The images that emerged from a Monday night string of severe thunderstorms showed a Miami Valley devastated by high winds, lashing rain and at least one confirmed tornado — likely more, according to the National Weather Service in Wilmington, Ohio. The NWS first tweeted about a "CONFIRMED LARGE AND DANGEROUS TORNADO ON THE GROUND NEAR TROTWOOD, OHIO" around 11 p.m.

It would fire off dozens more tweets in the following hours: Watches, warnings, "DEBRIS BEING LOFTED INTO THE AIR BY A TORNADO SOUTH OF CIRCLEVILLE, OHIO," and a promise to conduct damage surveys when the sun rose. Many of the most fortunate people in the surrounding area spent the night in their homes, locked in place by an overlapping web of flash flood, thunderstorm and tornado warnings.
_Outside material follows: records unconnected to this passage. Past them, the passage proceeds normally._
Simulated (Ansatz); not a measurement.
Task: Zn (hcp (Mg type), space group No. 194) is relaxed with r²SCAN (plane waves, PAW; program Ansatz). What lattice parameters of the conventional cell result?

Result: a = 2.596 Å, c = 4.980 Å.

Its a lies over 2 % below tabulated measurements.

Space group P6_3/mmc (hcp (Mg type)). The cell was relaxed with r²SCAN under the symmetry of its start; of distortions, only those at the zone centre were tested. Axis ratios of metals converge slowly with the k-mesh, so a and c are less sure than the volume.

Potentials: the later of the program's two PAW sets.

The least fortunate might have lost their homes entirely, according to WCPO sister station WHIO.

“It looks like this entire neighborhood is destroyed,” WHIO reporter Sean Cudahy said while surveying one street in Celina, Ohio, with his phone flashlight. “Every house you look at has substantial damage.”

He could see directly through the roof of one house, he said.

Celina Mayor Jeffrey Hazel confirmed in a 1:15 a.m. interview multiple homes had been destroyed — one reduced to the foundation — and the American Red Cross had set up an emergency shelter for those displaced by the weather. He added at least six people had been injured, although none seriously.

Furthermore, according to Hazel, the entire city of over 10,000 was without electricity after damage to its power lines. Celina police warned crews to stay out of the city because of the danger presented by downed power lines and debris, and WHIO showed the larger impact of damage to power infrastructure across the valley: More than 50,000 outages.

WHIO also reported Brookville High School in Brookville, Ohio had canceled classes for Tuesday after winds ripped the roof off.

Ohio Department of Transportation spokesman Matt Bruning discouraged travel on I-75 outside of Dayton, where images he posted to Twitter showed roads lined with unidentified debris.

ODOT Dayton later posted images showing a snow plow clearing the debris from the interstate.

None of the severe weather that struck the Miami Valley was expected to reach Greater Cincinnati.